A recent xkcd:
There is a famous story about Bertrand Russell, who proved that if 1=0, he was the Pope. Add 1 to each side of the equation. This gives you the equation 2=1. The set containing Russell and the Pope has two members. But since 2=1 it has one member. And since it is the set of Rusell and the Pope that single member must be both Bertrand Russell and the Pope. Therefore Bertrand Russell is the Pope.
There are, however, many reasons why one wouldn't want a logical system in which contradictions imply everything whatsoever; for instance, one could want a logical system in which contradictions imply nothing whatsoever. Systems in which contradictions don't explode, that is, in which they don't imply everything, are called paraconsistent systems. The usual way of making a paraconsistent system in philosophical circles is to deny disjunctive syllogism; anyone who has been reading me long enough knows that I find this an exasperatingly silly move. Disjunctive syllogism is a central inference rule; eliminating it to avoid explosion is like welding shut the vault to keep the bank from being robbed. A far more rational strategy, which is more popular in computer science circles than it is in philosophy circles, is to eliminate the rules of addition and weakening; this makes sense because they are the only rules that let you introduce absolutely anything into an inference in the first place. If you take that route, you can avoid explosion and still reason like an intelligent person.

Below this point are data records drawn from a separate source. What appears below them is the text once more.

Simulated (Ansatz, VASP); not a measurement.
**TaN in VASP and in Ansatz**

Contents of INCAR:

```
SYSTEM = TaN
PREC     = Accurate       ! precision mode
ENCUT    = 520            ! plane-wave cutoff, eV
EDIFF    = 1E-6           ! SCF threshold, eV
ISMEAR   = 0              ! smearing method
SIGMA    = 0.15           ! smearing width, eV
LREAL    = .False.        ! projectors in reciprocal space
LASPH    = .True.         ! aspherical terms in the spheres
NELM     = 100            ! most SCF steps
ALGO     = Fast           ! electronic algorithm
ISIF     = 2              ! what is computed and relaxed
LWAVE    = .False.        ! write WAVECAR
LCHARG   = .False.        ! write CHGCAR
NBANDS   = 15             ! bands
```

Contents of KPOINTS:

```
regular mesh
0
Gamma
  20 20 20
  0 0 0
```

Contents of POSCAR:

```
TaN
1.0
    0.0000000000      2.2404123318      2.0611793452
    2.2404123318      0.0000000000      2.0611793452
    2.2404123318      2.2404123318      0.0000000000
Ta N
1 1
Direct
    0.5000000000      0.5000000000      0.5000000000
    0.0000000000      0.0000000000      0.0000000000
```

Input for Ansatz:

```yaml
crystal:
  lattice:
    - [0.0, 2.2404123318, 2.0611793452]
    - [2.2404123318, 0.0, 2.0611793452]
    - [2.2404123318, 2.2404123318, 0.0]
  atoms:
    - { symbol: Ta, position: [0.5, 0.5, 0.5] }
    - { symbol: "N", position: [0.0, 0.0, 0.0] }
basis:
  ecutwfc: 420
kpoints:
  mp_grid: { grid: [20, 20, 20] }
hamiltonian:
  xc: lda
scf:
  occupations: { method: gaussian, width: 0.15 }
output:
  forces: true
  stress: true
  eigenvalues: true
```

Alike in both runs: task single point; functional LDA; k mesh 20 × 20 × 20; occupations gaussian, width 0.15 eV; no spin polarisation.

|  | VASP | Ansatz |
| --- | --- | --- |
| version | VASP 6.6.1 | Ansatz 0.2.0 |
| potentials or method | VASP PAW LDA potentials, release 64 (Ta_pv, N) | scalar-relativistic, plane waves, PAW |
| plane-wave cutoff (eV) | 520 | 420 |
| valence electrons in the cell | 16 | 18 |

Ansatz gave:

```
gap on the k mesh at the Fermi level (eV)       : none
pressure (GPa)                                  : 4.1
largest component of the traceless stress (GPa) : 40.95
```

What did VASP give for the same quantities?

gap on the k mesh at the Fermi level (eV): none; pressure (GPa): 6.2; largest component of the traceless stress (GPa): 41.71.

But to some extent it is a matter of notational convenience rather than serious substance; as Hartley Slater has noted, whenever you start messing with any inference rules you are also changing the kind of operations you are doing: 'or' simply does not mean the same thing, does not indicate the same connection or operation, in a system that has disjunctive syllogism when compared to a system that does not have disjunctive syllogism. But that's an argument for a paraconsistent system that keeps disjunctive syllogism, too, because we should keep the things that are most useful.